Did botched U.S. raid lead to Iran crisis?

Drudge has linked to a story by Patrick Cockburn in the Independent that blames the United States for Iran’s taking of the 15 British hostages. According to the Independent, Iran’s hostage taking was in retaliation (“was the starting pistol”) for the American seizure of five Iranian intelligence agents in Kurdistan this past January. The Independent story is a remarkable example of misdirected blame that is the perfect accompaniment of Britain’s martial self-abnegation.
The Independent story implies that the seizure of hostages is a new tack for the Iranians. Going back to the Iranian seizure of American hostages in 1979, kidnapping is virtually the founding act (“the starting pistol”) of the Iranian regime. Mahmoud Ahmadinejad — Iran’s kidnapper-in-chief, who was a leader of the student group that took the American hostages in 1979 — could explain it all to the Independent. But he thrives on ignorance.

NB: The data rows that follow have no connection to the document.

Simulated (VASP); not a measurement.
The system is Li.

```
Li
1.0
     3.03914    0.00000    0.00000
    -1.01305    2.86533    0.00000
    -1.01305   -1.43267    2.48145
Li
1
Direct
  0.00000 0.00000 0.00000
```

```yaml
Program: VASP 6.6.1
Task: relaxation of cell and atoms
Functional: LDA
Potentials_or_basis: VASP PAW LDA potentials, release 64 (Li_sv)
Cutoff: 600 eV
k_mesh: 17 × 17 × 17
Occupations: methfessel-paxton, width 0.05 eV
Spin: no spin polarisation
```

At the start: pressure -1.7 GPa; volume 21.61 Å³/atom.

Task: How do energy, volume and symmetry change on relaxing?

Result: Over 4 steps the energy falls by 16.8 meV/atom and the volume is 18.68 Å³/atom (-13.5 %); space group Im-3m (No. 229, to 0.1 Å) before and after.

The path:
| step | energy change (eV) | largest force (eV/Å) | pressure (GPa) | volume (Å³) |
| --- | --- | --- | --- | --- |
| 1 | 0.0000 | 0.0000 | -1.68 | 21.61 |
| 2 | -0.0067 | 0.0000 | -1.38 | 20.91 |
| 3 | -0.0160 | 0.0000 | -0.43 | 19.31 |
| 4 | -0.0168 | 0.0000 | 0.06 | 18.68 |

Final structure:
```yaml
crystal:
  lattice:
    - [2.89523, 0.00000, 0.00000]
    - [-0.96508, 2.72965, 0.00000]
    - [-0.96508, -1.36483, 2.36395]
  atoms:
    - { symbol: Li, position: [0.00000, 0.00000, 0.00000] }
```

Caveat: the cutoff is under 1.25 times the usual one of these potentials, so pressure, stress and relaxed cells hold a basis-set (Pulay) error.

Only this past September, Iranian forces operating inside Iraq “lured a joint US/Iraqi border patrol unit into a trap, ordered them to remain where they were, and opened fire on them with pistols and grenade launchers. The Americans fought back and got away.” Michael Ledeen dates the change in American policy toward Iran in Iraq to this event, originally reported two weeks ago by US News & World Report here.